For Dear UNL members, the start of a new semester at the University of Nebraska-Lincoln means continuing to fight for change in UNL’s Title IX office, something the group has done since it started this past spring.
Group members met with UNL Chancellor Ronnie Green and his chief of staff Mike Zeleny on June 10 to present their full list of demands regarding the Title IX office’s accountability, transparency, training, survivor support and staffing.
According to Dear UNL member and senior global studies and English double major Mar Lee, Green did not respond to those demands until Thursday, Aug. 15, 66 days after they initially presented them. When he did respond, Lee said Dear UNL was disappointed with the response and expressed their frustrations at the Friday, Aug. 16, Board of Regents meeting.
“We finally got an email back from the chancellor's office about the demands,” Lee said. They believe that what we are trying to do with them ... they have already met those requirements or they are already doing these things.”
UNL chief communication officer Deb Fiddelke said the chancellor appreciates the survivors coming forward and telling their stories. She said UNL feels confident in the resources available on campus and recent improvements made to them, including the hiring of full-time staff and a victims advocate.
“A lot of things they’re asking for are things that we were in the process of doing and that have occurred since their specific instances,” she said.
Fiddelke said the university is considering some of Dear UNL’s recommendations, including reconsidering designations of Title IX responsible employees, reviewing the training process and updating UNL’s Title IX website. She said the university is also working to better communicate the resources that are available.

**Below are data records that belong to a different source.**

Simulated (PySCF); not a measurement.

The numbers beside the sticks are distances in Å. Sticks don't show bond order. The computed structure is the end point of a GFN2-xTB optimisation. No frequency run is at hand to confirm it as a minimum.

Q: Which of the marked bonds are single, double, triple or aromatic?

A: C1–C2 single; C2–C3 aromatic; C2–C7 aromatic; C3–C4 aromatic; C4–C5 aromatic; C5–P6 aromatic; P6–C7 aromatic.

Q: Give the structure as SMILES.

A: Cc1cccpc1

“We do believe we have great resources on campus,” Fiddelke said. “But we haven't done as good a job as we could at telling students what's available and how to take advantage of those.”
Other recommendations by Dear UNL, like a committee to oversee the Title IX office, aren’t possible because of regulations surrounding Title IX as a federal statute, Fiddelke said. She also emphasized the difference between the roles of a Title IX coordinator, who investigates cases, and a victims advocate, who offers support to survivors.
Members of Dear UNL who are survivors of sexual assault feel their own experiences with the Title IX office show problems that need to be addressed, Lee said.
“Some of the cases from the members of the group have been as recent as last year,” Lee said. “So, if they're doing something, it's not working.”
In the meantime, Lee said Dear UNL will continue its sexual assault awareness projects. Members recently wrote facts about the “Red Zone” on the path to New Student Convocation.
According to Lee, the “Red Zone” refers to the statistic that 50% of campus sexual assaults happen between the day students move in and Thanksgiving break.
“We just want to make sure they're aware of this because I know that that was something that I didn't know when I came in to school,” Lee said.
Dear UNL will also host an art gallery on Friday, Sept. 6, at Sand Paro as another outlet for sharing survivor stories.
Lee said Dear UNL will continue to post updates on its website and stay transparent about communication with the university.
“I think it's important to have transparency between the chancellor and the group,” Lee said. “One of our core principles is transparency about the process, and I think we need to practice what we preach.”